Investors triggered their “risk off” mode on Tuesday as political concerns from Italy and Spain rattled market, prompting a wave of strong demand on safe havens.
The euro was hit hard against major currencies on political uncertainty in Europe’s third and fourth largest economies that raised concerns about the future of the euro area.
The shared currency slumped sharply to $1.1530, the lowest level since 20 July 2017.
EURJPY slipped to a low of 125.09, the lowest level since late June last year, resuming its drop for a sixth straight session, while the EURCHF continued its bearish direction trading lower at 1.1446, the lowest since February 8.
The Italian President Sergio Mattarella vetoed the proposed anti euro candidate for finance minister, Paolo Savona, and appointed Carlo Cottarelli as interim Prime Minister.
While the update from Italy should give support to the euro, investors focused on the uncertainty that will remain until another election in September, where the upcoming election is likely to be more of a referendum on Euro-membership.
Italian consumer confidence index sagged to 113.7 in May, the lowest since August last year, from 116.9 in April.

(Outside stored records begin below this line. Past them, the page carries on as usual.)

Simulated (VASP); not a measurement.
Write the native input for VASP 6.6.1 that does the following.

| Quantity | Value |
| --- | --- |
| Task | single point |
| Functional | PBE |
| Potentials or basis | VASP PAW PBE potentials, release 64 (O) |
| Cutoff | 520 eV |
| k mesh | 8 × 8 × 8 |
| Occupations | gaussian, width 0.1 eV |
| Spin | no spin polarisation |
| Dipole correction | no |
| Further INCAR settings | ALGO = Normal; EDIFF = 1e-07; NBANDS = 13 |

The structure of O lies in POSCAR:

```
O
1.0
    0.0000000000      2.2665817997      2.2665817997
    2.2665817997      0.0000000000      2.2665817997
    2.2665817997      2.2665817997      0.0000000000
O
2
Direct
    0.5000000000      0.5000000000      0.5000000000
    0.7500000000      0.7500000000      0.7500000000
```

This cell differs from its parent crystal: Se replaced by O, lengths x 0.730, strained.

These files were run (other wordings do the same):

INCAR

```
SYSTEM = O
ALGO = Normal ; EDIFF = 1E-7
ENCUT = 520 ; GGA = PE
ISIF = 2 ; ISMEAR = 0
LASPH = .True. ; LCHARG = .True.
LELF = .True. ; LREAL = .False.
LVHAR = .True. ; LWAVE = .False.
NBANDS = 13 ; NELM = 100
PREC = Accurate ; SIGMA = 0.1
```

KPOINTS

In Spain, Prime Minister Mariano Rajoy will face a no confidence vote on Friday after corruption issues related to his ruling party.
Once again, the focus has returned to the political uncertainty in Europe, while concerns over US-China trade war and North Korea’s dilemma have eased.
Euro STOXX 600 edged down 1.58 percent to 383.67, while gold recovered losses incurred over the previous two sessions to trade higher at $1303.50 an ounce.
The US dollar index strengthened further to a new six-month peak of
94.82, ahead of US consumer confidence data due later in the day.